I’m a slow starter. At some point early on, in the mid-seventies, I got a lift up on a mountaintop in Gran Canaria. Or if it was just a high hill? Memory fails me a little. At this point in time, I did not at all, get the fascination with mountain peaks – or if it was the allure of sitting on a donkey who eluded me – I don’t know for sure. 🙂
After having tackled the conventional mountain hikes and youthful ski trips, any interest in mountain and nature died altogether when I passed my 20s, give or take.
But then IT happened. Completely unplanned, it was only a little side trip when I was in Borneo in the nineties, just before I turned 30. It was then that I decided to climb Mount Kinabalu.
At first I didn’t get it this time either. Sure, it was beautiful and all that – but mostly tiresome actually.
But, then when the morning light came (Yes, we climbed up at night/early morning in the dark) and all of Borneo emerged in the light of the rising sun. That’s when it happened. In that moment I saw the light – both literally and in metaphorically.
In this moment I realized that this was a necessary part of my life. I didn’t want to live without it.
I understood that all the effort (although in retrospect I consider this particular peak a Sunday stroll) came with a reward and not a bad one at that.

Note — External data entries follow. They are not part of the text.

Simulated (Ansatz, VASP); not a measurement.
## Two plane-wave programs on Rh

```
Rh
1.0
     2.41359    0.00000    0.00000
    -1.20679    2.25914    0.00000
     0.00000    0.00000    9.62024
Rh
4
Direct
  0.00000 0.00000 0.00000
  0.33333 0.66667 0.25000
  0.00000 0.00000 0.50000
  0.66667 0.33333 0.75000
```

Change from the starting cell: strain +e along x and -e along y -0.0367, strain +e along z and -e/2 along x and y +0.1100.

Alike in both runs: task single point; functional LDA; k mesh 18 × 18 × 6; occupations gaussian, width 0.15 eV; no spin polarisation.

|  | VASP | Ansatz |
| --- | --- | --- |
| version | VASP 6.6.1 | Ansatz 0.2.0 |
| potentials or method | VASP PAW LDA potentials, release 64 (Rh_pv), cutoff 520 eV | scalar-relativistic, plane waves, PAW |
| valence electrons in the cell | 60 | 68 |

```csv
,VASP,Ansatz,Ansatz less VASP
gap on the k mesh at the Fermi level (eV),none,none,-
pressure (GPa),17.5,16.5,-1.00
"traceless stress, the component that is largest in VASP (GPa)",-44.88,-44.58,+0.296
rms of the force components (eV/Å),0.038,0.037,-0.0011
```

The feeling of sitting on a mountain peak, of being totaly, or sometimes extremely exhausted, that feeling of being at the top and everything else is below you, is magical in so many respects. The fact that the road there and back also tend to be just as magically beautiful or fascinating, does things even better.
I wish to everyone, their own mountaion peak – just to be part of the experience. In the end, if that mountain peak – to you – really is a mountain peak or something else doesn’t make THE difference. I think there are lots of ”peaks” around us. If we just look. If we see. If we dare. If we do.